Difference in errors adjusted for overall number when the errors have different signs
Suppose we have error scores which can take positive or negative values, of equal importance, on two conditions, baseline (B) and treatment (T) then assuming at least one of B and T are non-zero the difference in the errors adjusted for total number can be expressed using absolute values, abs(), as
sgn(T-B)[abs(T-B)] / [(abs(B) + abs(T)] if T and B have different signs or [abs(T) - abs(B)] / [(abs(B) + abs(T)] if T and B have the same sign
Alternatively, provided B is nonzero, we can express the difference in errors as a percentage change (PC) by
sgn(T-B) 100[abs(T-B)] / abs(B) if T and B have different signs or 100[abs(T) - abs(B)]/abs(B) = 100(SF - 1) if T and B have the same sign
where SF is the scaling factor relating to T and B.
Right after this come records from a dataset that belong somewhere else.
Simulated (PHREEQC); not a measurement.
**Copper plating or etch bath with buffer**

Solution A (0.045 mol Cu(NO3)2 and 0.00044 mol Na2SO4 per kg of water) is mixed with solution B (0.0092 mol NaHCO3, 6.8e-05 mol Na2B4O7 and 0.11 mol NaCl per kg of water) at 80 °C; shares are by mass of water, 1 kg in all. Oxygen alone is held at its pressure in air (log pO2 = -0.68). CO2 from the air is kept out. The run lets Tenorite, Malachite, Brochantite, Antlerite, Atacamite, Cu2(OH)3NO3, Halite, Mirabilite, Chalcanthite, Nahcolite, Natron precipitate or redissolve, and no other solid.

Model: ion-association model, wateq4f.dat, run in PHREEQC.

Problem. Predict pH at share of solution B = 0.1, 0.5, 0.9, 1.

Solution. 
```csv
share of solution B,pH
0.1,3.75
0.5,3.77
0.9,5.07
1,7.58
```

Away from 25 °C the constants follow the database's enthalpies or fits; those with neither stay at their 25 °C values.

For example if T and B both have the same sign and the number of errors doubles (SF=2) it follows abs(T) - abs(B) = 2 abs(B) so abs(T) = 2 abs(B) which gives a 100 (2abs(B)- abs(B))/abs(B) = 100% increase in errors from baseline.
If we ignore the absolute values in the above formulae we can end up with misleading values due to failing to ignore the signs of B and T. For example if we have scores of -3 for B and +2 for T then the total number of errors equal to B+A equals -1 when in fact there are 5 errors made in total.